Breaches Aren’t Always Clear-Cut

Bruce Cholst, Herrick, Feinstein

 

Attorneys and managers often talk about a board’s fiduciary duty to act in the best interests of shareholders or unit-owners, but there are all kinds of unexpected ways board members can cross the line, which was the case at a co-op you represented. 

This was a co-op in Murray Hill where a shareholder fell into arrears on his bank loan, the bank declined to foreclose and the apartment was placed on the auction block. The board saw an opportunity to buy the apartment at a distressed price and flip it for profit, the proceeds of which would go to replenish the reserve fund. So the board called a special meeting to discuss the opportunity and decided to go for it. It strategized at length over the bidding and decided to give the board president the authority to go to the auction but limited her authority as to the amount of the bid she could place. She showed up at the auction, and so did a board member who had attended the meeting. He bid $50 over the limit that the board president was authorized to bid, and he was the successful bidder. The board refused to recognize him and sign the papers necessary to transfer title, so he sued. 

 

What happened next?

We defended the case based upon his breach of fiduciary duty, but the board member made a motion to dismiss. This was not your garden-variety breach of fiduciary case, because it wasn’t direct self-dealing. But it was insider trading. I had to convince the judge that there was a fiduciary duty owed by this board member to his colleagues and, by extension, to the shareholders in his community. Just as we were getting ready for trial, the case settled on terms favorable to the board. 

 

Was there a way this board member could have bid on the apartment without breaching his fiduciary duty? 
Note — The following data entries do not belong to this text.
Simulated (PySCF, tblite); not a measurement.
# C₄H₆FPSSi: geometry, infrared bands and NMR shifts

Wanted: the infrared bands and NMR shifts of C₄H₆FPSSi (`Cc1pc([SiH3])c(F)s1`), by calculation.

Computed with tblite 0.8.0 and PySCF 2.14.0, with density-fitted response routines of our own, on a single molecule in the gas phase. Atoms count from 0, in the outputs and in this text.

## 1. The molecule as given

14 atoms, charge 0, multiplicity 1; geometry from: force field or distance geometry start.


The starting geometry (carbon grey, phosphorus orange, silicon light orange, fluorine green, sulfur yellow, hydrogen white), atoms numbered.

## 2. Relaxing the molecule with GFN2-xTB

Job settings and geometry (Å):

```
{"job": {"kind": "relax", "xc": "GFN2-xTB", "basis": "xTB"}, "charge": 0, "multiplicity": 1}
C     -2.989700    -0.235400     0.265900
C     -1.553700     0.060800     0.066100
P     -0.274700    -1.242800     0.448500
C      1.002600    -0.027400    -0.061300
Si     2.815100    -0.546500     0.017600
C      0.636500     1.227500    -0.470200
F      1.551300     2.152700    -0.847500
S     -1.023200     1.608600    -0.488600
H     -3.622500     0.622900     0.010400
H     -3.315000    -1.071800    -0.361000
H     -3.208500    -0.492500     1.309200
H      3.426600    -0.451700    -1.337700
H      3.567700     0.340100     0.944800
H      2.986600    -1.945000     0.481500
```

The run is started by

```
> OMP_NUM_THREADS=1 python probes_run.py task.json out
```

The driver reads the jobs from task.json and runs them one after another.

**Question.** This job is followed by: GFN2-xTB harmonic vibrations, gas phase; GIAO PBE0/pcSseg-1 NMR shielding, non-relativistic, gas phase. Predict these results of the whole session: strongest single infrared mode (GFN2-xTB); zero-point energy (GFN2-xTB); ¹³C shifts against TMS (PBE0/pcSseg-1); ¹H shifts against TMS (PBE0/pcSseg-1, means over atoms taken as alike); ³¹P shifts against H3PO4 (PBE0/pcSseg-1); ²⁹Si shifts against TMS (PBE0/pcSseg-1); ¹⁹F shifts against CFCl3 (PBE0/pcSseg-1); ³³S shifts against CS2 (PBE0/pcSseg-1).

Yes, there was. When board members place a bid on an apartment in their building, which is very often the case, they don’t forfeit their ability to do that just by being on the board. But members have a duty to be absolutely transparent about their intentions, both to the board and to shareholders or unit-owners. So what you need to do is to communicate to everybody in writing the fact that there is an apartment for sale, your intention to bid and invite others to bid as well. That way it’s a level playing field. It also maximizes the ability of the selling shareholder or unit-owner to get maximum pricing on their apartment.

 

Any final words of advice?

Your fiduciary duty to shareholders and the board always trumps personal interest. Otherwise, you’re violating your duty of undivided loyalty and also fair play. But you have to be aware that there are often subtle conflicts of interest or ways in which that fiduciary duty can be breached — for example, jumping a waiting list for a parking garage space — even if it’s not a direct pecuniary benefit. I was serving as a board member, and we were negotiating a garage lease. One of the concessions the lessee was offering was discounted parking spaces for tenant shareholders. On its face it sounded very good, but four of the seven board members had parking spaces. I said, “Wait a second, if we take that concession, we are hanging ourselves out to dry because a majority of our board members are benefiting from it. Let’s reject that concession and go for another one.” That’s an example of a very subtle way in which a breach of fiduciary duty can occur. And board members really need to be cognizant of the subtleties.

 

WHO’S SUING WHOM

 

Appellate Court Upholds Denial of Motion to Dismiss in Litigation Over Co-op Alterations 

In this case (related to Real World Holding, LLC v. 393 W. Broadway Corp.), the owner of a residential cooperative, a downtown loft, filed a derivative suit on behalf of the cooperative corporation against the board of directors based on allegations of improper construction work; wrongful transfer of common space to a board member; calling of meetings and elections without following the bylaws and the law; and unequal treatment of some shareholders and favoritism toward others. The complaint adequately alleged breaches of fiduciary duty; however documentary evidence was insufficient to utterly refute the allegations, so the motion to dismiss was properly denied. On appeal, the appellate court upheld the denial of the motion.